Penn State Sex Abuse Scandal: From the Start, a Risk Management Nightmare
In spite of its stellar reputation as an educational institution, Penn State failed to communicate and execute the most rudimentary risk management protocols in the Jerry Sandusky sex abuse scandal, risk management experts say.
With a timeline dating back to 1994, when Penn State defensive line coach Jerry Sandusky launched The Second Mile nonprofit program for at-risk boys, multiple incidents of alleged sexual abuse went unreported to the appropriate authorities, resulting in a situation where liability escalated from potentially damaging to devastating—with the university and even third parties now potentially liable.
“It’s shocking that somehow the real values professed by the institution—which after all, is in the business of kids—weren’t followed,” said Kevin Ribble, executive vice president of management liability specialists Edgewater Holdings Ltd. and president of Comply America Inc.
“Many organizations refuse to believe their colleagues are capable of such heinous acts so they won’t see the signs. They start out with denial but when confronted with reality, start to get defensive,” said Melanie Herman, executive director of the Nonprofit Risk Management Center, a national resource organization that advises nonprofits on a wide array of risk and liability issues, including child abuse prevention. “The best organizations recognize that the better course is to confront it and think about they could do to prevent it in the future.”
A key risk management tenet—whether an incident involves sexual abuse, sexual harassment or a dangerous condition in a facility—is to investigate any allegations, Herman said. “Everyone in the organization must take it seriously, and every organization has an obligation to look into allegations. If you see something and it’s ignored, an organization is far more likely to be held personally liable in the long run because you ignored the condition or report.”
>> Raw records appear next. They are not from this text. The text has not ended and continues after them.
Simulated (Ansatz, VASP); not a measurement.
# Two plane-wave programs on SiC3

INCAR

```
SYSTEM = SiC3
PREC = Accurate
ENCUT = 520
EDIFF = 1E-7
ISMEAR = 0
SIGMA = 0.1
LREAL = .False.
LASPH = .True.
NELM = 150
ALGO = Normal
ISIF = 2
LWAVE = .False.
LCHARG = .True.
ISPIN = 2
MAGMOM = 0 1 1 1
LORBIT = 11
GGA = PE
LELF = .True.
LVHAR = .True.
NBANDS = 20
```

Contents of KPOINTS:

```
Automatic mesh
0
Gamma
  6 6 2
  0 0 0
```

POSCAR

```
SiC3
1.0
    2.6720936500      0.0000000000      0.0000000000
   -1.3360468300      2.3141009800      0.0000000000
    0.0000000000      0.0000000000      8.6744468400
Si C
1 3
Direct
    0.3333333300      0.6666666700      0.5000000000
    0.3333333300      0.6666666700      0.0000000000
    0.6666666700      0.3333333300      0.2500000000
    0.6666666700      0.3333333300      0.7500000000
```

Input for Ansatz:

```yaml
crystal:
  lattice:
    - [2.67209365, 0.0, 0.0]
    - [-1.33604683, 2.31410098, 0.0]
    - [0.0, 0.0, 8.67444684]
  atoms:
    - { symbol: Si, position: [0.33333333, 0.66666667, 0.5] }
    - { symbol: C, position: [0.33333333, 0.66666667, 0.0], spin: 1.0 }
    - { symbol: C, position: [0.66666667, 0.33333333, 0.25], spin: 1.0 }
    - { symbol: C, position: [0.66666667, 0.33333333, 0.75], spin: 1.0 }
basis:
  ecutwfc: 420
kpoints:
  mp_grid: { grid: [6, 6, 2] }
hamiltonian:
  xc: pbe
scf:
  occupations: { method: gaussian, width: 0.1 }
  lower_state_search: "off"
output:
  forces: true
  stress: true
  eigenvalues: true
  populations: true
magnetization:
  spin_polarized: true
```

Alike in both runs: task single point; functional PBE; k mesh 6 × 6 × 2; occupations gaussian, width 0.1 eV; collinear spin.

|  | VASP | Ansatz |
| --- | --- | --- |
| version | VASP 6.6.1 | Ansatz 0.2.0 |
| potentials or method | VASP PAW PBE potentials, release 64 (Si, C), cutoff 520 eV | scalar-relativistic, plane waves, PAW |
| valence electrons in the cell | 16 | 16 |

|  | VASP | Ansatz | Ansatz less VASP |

And because The Second Mile is a nonprofit that is technically not sponsored by Penn State, the organizations directors and officers, and even its corporate sponsors, might now be held liable, Ribble said.
The common thread in all the reported incidents is that none of the witnesses seem to have known where and how to legally report them, Ribble said. According to the timeline, Sandusky had been caught in sexually compromising positions with underage boys in 1998, when a boy’s mother reported her suspicions to university police; in 2000, when a school janitor witnessed Sandusky with another boy; and in 2002, when a graduate assistant witnessed yet a third incident.
In the latter two incidents, which witnesses reported to their supervisors and ultimately to Penn State head coach Joe Paterno, university employees should have known that under law they are required to report suspected incidents of child abuse to the appropriate family services authority, Ribble said. “If you see something that might lead to the harm of a child, you’re obligated by law to report to family services or the police, and if it’s an emergency, to dial 911. So nobody followed the rules, but from bottom up, reporting requirements that should be insisted upon were violated.”